Originally planned to have been part of the 2015 Adelaide Fringe, issues regarding the offered venues being unsuitable for staging resulted in the cancellation and then the passing of co-creator and performer Derek Ives-Plunkett meant that the show was unable to be brought to Adelaide until now.
The performance space of the Tandanya Theatre was an entirely appropriate setting with every random creak and squeal as people moved uncomfortably in their chairs heightening the mood and unease. From the outset, the drab, almost monochrome washhouse or abattoir set design and the entirely appropriate music and sound by Jethro Woodward conveyed a feeling of the macabre. The three protagonists played by Clare Bartholomew, Mozes and Nicci Wilks at first appear to be caricature-esque and rodent-like with their cartoon black noses. One could be forgiven for initially assuming that they are the long pigs of the title although the actually meaning of the term has more sinister connotations that become apparent as the performance progresses.
The characters’ repetitive, factory-like processing of red clown noses leads to their taking turns to side with and against each other to an extent that will horrify and repulse. It might even go just a step too far for some by the end so just be prepared to feel more than slightly uncomfortable, and I mean this with all seriousness and sincerity, so be warned.

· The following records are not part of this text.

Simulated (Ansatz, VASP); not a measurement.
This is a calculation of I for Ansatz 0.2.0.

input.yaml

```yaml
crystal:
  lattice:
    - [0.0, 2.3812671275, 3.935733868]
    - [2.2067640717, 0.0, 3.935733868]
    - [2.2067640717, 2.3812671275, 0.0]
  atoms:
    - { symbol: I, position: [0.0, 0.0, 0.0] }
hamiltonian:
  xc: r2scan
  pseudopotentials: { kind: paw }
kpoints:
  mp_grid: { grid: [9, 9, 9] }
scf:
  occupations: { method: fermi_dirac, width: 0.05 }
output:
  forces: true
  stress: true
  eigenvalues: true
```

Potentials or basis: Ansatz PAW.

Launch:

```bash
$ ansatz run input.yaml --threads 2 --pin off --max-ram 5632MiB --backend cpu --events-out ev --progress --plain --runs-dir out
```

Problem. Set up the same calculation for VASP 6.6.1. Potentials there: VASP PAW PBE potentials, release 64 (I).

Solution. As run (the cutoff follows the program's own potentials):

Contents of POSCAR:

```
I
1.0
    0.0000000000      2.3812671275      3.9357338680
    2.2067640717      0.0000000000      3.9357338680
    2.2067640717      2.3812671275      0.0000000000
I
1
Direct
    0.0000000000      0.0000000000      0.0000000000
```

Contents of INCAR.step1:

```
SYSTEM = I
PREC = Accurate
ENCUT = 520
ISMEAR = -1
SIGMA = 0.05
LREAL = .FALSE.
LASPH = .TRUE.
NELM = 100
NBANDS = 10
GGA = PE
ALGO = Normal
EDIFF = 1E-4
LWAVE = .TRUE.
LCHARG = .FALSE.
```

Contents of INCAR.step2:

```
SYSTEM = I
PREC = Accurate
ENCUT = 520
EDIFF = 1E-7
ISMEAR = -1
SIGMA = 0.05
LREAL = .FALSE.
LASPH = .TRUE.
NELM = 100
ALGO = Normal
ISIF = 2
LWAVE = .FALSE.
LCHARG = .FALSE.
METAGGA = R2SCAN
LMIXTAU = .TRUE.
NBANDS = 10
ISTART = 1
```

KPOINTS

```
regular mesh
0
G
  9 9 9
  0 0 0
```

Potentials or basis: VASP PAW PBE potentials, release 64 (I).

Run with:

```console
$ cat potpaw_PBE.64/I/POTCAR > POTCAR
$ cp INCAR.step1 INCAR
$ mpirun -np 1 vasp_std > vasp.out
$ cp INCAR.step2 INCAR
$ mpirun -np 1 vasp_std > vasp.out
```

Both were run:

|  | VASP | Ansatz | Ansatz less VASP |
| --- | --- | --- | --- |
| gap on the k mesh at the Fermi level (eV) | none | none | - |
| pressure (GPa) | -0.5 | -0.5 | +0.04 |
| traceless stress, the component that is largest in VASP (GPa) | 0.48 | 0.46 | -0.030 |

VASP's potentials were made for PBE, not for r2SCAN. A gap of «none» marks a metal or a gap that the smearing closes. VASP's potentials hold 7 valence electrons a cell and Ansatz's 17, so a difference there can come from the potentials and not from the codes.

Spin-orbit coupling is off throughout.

There are several darkly humorous narrative diversions including some sacrilegious audience participation, and one in which the set is altered by effective lighting to produce a dream-like surreal episode of colour, the protagonists becoming beautiful slow-motion clowns before they shed their skins and return to their original state which could be thought of as anathema to actual clowns. Some of these asides didn’t entirely make sense but there was an internal consistency and overall it didn’t really matter as the performance captivated the audience, continuing to engage, surprise and shock until the grotesque conclusion and then remained a lingering disturbance afterwards.